Several restaurants recognize these needs, and are trying to win the war against hunger. For example, Rosa's Fresh Pizza in Philadelphia, has a "pay-it-forward" concept allowing customers to feed local homeless people a slice of pizza for one dollar.

Inspired by TOMs shoes, the company that gives a pair of shoes to someone in need with every pair sold -- Even Stevens, a new restaurant based in Salt Lake City, gives a sandwich to a local hungry person with every sandwich sold. According to their website, Even Stevens has donated 444,022 sandwiches so far.

Conscious capitalism as the concept behind Even Stevens

The founder of Even Stevens, Steve Down, is a serial entrepreneur with several start-ups he's currently trying to build to IPO. As the father of millennials who care deeply about social consciousness and giving, Down saw the opportunity to use his skills as an entrepreneur to turn the food service industry into a force for social good. The result is "a sandwich shop with a cause."

Even Stevens is growing rapidly, with two new restaurants opening per month. During the month of April, 2016, they opened three new locations:

  1. Logan, Utah
  2. Ogden, Utah
  3. Boise, Idaho

These three new additions make seven current locations since the first opened in Salt Lake City in June, 2014.

Down plans to have 20+ locations open by the end of 2016. The 10 year plan is to have 4,000 locations feeding over 1,000,000 people per day. To put these numbers in perspective, Subway has approximately 34,000 locations and Chipotle has approximately 2,000.

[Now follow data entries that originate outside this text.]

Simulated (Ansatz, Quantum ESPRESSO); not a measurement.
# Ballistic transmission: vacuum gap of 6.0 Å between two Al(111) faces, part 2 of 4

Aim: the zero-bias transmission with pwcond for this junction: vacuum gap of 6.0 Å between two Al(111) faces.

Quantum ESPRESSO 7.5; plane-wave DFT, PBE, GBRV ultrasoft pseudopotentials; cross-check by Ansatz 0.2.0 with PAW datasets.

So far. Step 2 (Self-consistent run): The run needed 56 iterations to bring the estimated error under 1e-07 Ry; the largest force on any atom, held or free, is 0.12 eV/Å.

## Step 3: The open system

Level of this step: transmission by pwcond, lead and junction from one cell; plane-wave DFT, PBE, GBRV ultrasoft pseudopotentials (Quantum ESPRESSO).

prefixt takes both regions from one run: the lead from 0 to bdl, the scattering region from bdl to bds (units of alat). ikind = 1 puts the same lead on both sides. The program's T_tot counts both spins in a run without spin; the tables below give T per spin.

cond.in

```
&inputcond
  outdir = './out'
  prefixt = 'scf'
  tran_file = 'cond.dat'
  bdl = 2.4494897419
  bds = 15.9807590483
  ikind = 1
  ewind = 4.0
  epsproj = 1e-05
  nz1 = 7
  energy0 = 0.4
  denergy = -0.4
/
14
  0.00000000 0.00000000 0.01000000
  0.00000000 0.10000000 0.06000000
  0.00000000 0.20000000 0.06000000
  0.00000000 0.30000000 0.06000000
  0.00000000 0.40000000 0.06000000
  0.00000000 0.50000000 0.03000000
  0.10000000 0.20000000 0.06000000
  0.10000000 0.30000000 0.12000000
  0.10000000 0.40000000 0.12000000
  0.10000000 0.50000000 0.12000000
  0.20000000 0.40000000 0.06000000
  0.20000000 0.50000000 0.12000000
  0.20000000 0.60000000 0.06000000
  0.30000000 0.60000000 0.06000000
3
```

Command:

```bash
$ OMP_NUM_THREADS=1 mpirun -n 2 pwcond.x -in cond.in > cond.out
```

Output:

Anyone inside the restaurant industry would consider the objectives of Even Stevens to be ludicrous. Yet, Down doesn't care about these perceptions; but believes it takes someone outside the industry to approach things differently. He believes the results of Even Stevens speak for themselves, with each location currently opened achieving profitability within the first 30-60 days.

Down believes the success of Even Stevens comes down to a few things:

  1. Creating "raving fans" with an emphasis on social consciousness.
  2. Having a product worth coming back for, meaning the food has to be delicious.
  3. Amazing service and customer experience, with local art and graffiti decorating each restaurant.
  4. Profitability.

Difficulties getting Even Stevens "off the ground"

There are two primary challenges Even Stevens has faced getting to where it's at:

  1. Getting people to invest during the early days. It's not uncommon knowledge that most restaurants fail the first year (90 percent to be exact). And to have a restaurant that gives thousands of sandwiches away every day. That was a tough sell. However, says, "With several profitable locations open and many more close to opening, many people are eager to invest now."
  • Originally, the idea was to have the staff make all the sandwiches and deliver them to the non-profits. Good in theory, bad in practice. It wasn't sustainable or scale-able. So they tweaked it. They developed their own system for having food delivered to the non-profit based on need. Non-profits are used to feeding their clients "left-over" food, so this innovative system facilitating fresh and wholesome food makes a lot of people happy.
  • Conclusion

    According to Steve Down, every company should have a "give-back." Not only is it socially conscious, and right, but according to Down it's also good business.

    In order to maintain their rapid growth and growing fan base, Susan Knight, the chief investment officer of Even Stevens believes the biggest hurdle will be "making sure not to compromise quality as they grow."